Corporate tax in Germany will fall from 39 per cent to just under 30 per cent after a major tax reform was approved yesterday by the upper parliamentary chamber, the Bundesrat.
The new tax rate, effective from January 1st next, puts Berlin - a long-time critic of Ireland's low corporate tax regime - into the EU tax middle ground. Until now, its corporate tax rates were around 25 per cent higher than the EU average.
"This is an investment in Germany as a business location," said Social Democrat (SPD) finance minister Peer Steinbrück. "In particular, it aims to strengthen the tax base and makes domestic and foreign investments more attractive."
The new tax bill introduces a 25 per cent capital gains tax from 2009, replacing the current practice of taxing gains at income tax rates of up to 42 per cent. It's a move the government hopes will end the common practice of taxable income being transferred to countries with lower tax rates.
The radical tax reform is one of the more ambitious and, in its implementation, successful projects of the coalition government of Social Democrats and Christian Democrats.
It only passed the lower house, the Bundestag, in May after huge political wrangling. Left-wing MPs from Mr Steinbrück's SPD said the tax cuts unfairly benefitted well-off business people.
Business leaders complained that the reform complicated rather than simplified Germany's already labyrinthine tax law and thus made the country less attractive as a business location.

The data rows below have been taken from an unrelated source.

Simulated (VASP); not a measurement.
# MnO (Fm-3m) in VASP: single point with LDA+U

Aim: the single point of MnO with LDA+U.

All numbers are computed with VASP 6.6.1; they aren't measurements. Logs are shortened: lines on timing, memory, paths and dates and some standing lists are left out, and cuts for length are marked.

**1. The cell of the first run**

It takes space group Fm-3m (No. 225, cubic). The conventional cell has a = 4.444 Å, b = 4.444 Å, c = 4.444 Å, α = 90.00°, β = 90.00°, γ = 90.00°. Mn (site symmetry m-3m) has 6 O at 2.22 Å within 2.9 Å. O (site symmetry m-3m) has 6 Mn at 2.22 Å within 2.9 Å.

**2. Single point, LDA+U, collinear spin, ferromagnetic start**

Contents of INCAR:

Christian Democrat (CDU) politicians rejected that criticism yesterday. "Cut company taxes and you make an important step to making a country more attractive for investment," said Roland Koch, CDU state premier of the state of Hesse, home to Ger-many's financial capital of Frankfurt. "That the one or the other company may quibble over a loss of tax breaks is no reason to reject the law," he added.